PORTLAND, Maine – A series of changes are coming to the state’s lobster fishing licenses system that has divided lobstermen in an era of unprecedented hauls for the valuable creatures.
Some of the changes a panel of the Main Legislature signed off Wednesday are aimed at speeding up the process of getting fishermen off a waiting list that’s nearly 300 names long. Some of the fishermen on the list have been on the list for several years and aren’t able to benefit from recent years of heavy catches and high consumer demand for lobsters.
Young lobstermen automatically get a license when they finish an apprenticeship, and the proposal would raise the age to finish the apprenticeship from 18 to 20, or 23 for college students. It would also change the way old licenses are retired to try to get more traps out of the water so new fishermen can get started.
Some veteran lobstermen have pushed back against changes because they fear overexploiting lobster, the keystone of Maine’s marine economy and a driver of tourism. But younger lobstermen have said the changes benefit student fishermen without going far enough to get people off the waiting list.
“Maybe the best way to sum it up: They handed out licenses for one group and not for another,” said Ethan DeBery, a Phippsburg lobsterman who has been on the list for seven years. “It’s a token.”

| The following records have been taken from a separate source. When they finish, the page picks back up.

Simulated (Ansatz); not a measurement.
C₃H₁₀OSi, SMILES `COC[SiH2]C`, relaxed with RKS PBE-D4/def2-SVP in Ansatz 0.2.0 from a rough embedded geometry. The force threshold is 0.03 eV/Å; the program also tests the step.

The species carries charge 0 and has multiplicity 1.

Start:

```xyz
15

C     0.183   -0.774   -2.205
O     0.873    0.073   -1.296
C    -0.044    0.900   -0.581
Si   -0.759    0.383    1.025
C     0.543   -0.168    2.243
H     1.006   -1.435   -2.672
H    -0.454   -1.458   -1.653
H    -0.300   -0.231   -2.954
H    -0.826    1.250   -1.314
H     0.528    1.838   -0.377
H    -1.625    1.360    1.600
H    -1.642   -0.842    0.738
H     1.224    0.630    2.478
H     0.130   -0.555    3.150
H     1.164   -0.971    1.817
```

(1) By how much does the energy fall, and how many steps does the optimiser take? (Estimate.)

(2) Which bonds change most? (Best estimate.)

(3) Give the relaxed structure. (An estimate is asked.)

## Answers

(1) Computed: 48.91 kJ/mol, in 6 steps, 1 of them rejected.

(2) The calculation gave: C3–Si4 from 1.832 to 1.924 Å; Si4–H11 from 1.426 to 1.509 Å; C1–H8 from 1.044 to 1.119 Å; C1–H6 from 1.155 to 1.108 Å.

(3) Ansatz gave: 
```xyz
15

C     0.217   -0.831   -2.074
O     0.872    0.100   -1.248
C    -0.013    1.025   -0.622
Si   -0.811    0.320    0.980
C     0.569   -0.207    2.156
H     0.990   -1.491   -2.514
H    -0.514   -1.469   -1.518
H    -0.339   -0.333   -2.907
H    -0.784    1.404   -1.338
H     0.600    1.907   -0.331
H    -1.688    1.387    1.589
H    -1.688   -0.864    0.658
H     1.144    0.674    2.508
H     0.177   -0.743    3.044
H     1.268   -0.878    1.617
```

The proposal comes as Maine’s lobster catches have topped 100 million pounds four years in a row after previously topping 90 million only once in recorded history. Demand has also boosted value, as Maine lobsters were worth a record of nearly $457 million at the docks in 2014. Prices to consumers, who typically pay $8 to $10 per pound for a lobster, have held relatively steady in recent years.
The Joint Standing Committee on Marine Resources unanimously approved the changes. The proposal will likely go before the full Legislature next month, members said.